Ching Chinese Express Has Noodles Like Van Gogh Paintings

One of the most accursed pieces of real estate in Orange County is a building near the corner of Walnut and Red Hill avenues in Tustin. Every couple of years, a new Korean market opens in it . . . and every couple of years, a market closes. Right now, the cavernous space is abandoned, a ghostly landscape set upon a shopping plaza that hosts multiple vacancies and a desolate parking lot; the scene is like something out of The Walking Dead. But just next door to that market space, in a food court designed to connect with the now-empty space, a couple of food stalls run by Koreans continue to thrive. Lunchtime is busy, as people take food to go or eat at the few tables bunched together just a couple of feet from the mini-restaurants. They don't all sell Korean food, mind you: only one vendor offers straightforward bowls, noodles and barbecue. Instead, a sushi maker offers gigantic rolls in the Korean style. And Ching Chinese Express at the very end sells Korean Chinese cuisine, a culinary tradition that doesn't have nearly enough representation in OC.
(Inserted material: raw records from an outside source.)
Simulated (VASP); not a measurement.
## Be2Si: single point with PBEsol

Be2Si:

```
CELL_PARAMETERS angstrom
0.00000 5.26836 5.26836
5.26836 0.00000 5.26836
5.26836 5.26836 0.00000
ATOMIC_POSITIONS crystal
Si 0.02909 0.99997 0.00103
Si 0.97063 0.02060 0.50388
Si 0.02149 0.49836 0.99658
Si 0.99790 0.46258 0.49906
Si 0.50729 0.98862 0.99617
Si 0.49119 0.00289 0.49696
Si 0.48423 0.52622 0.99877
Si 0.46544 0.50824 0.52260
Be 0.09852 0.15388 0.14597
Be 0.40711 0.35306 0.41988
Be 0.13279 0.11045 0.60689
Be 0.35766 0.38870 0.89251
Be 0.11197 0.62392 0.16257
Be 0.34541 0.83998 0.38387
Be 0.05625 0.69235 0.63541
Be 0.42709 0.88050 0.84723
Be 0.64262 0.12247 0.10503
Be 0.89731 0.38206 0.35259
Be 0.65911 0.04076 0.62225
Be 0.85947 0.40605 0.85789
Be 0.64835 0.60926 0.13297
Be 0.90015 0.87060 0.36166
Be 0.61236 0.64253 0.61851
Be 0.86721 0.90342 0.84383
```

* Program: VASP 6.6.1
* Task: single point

Ching's has survived two Korean supermarkets closing, partly by selling dishes that most Americans will quickly identify—sweet-and-sour-beef this, orange-chicken that, dumplings, gyoza and all that jazz. Since it's just a counter, most of the specials are numbered and combos, all arriving with whatever the panchan of the day is. But almost every Korean who orders here picks the jajangmyeong, one of the most criminally underrated dishes in the county. It's a Korean Chinese classic: noodles slathered in a salty bean sauce spiked with caramel, then topped with your choice of veggies or meat. The meal is to Koreans what tacos are to gabachos: a once-foreign dish now assimilated as comfort food and best eaten in obscene amounts. Ching's bowl is not only big enough to fill with water for your radiator in a pinch, but the owners pile on the noodles so high the dish's swirling height resembles the summits of Van Gogh's Mountains at Saint-Remy With Dark Cottage. Despite its largesse, you'll try to eat all of it in one sitting, the saltiness and savoriness and loops of the jajangmyeong balanced by the small batch of danmuji (the crispy yellow daikon slices frequently offered at Korean restaurants) on the side. When you finally admit defeat, the Korean woman acting as Ching's cashier will hand you a plastic to-go container with a knowing glance—leftovers for days.

The only problem with Ching's? The jajangmyeong sauce stains worse than oil. Slurp carefully—but slurp.